I'll deal with your question in sections .. .firstly
Quote:
(1), i do not know how what to do about the aggregate function as i have nothing to aggregate
As I said in my comment, if there is nothing to aggregate then I usually use
MAX()
(or
MIN()
). This has the net effect of just returning the value you want. Here is an example:
SELECT [foreign_key], [plant], [clothing], [country], [continent], [vehicle], [season]
FROM
(
SELECT row_id, foreign_key, Field_Name, field_value
FROM my_source_table
) a
PIVOT
(
MAX(field_value)
FOR Field_Name IN ([plant],[clothing],[country],[continent],[vehicle],[season] )
) AS pvt
ORDER BY foreign_key
Note in your attempt you had used
FOR vehicle IN ...
. The column [vehicle] doesn't actually exist until after the PIVOT has been actioned, so you can't refer to it within the body of the PIVOT. Nor do you want to, you are converting the [Field_Name] values to columns so that's what needs to go in that clause.

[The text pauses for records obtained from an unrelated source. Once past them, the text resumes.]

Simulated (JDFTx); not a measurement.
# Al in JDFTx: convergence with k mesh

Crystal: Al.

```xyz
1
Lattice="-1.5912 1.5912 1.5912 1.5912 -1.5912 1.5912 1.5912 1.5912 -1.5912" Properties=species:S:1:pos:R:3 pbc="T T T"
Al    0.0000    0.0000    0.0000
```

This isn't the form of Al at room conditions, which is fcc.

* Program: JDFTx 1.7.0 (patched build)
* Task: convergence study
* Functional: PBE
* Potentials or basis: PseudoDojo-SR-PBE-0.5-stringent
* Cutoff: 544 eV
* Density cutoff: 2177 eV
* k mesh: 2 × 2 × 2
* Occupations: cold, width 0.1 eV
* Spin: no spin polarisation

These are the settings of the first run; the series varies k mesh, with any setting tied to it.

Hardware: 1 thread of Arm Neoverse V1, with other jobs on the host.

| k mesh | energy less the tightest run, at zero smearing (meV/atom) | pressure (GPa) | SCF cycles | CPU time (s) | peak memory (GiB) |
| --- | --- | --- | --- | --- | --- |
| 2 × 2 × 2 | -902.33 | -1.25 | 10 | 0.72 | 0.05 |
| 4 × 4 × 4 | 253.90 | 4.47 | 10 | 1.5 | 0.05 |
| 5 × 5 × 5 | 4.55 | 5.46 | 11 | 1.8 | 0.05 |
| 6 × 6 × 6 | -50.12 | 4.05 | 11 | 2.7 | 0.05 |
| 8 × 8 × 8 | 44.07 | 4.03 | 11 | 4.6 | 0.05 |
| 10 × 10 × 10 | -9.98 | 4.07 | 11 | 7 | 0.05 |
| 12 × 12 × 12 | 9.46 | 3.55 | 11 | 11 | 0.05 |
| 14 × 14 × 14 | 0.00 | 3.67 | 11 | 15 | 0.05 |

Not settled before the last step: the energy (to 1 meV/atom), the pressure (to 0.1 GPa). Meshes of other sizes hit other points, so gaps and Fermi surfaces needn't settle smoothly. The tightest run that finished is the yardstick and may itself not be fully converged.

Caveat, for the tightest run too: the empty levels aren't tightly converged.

Unfortunately, the query as it stands produces these unhelpful results...
foreign_key plant clothing country continent vehicle season
1 flower NULL NULL NULL NULL NULL
1 NULL pants NULL NULL NULL NULL
1 NULL NULL usa NULL NULL NULL
1 NULL NULL NULL NULL NULL spring
2 tree NULL NULL NULL NULL NULL
2 NULL NULL NULL europe NULL NULL
2 NULL NULL france NULL NULL NULL
3 flower NULL NULL NULL NULL NULL
3 NULL NULL brazil NULL NULL NULL
3 NULL NULL NULL NULL bike NULL
3 NULL NULL NULL NULL NULL summer
We need to aggregate them in someway … e.g.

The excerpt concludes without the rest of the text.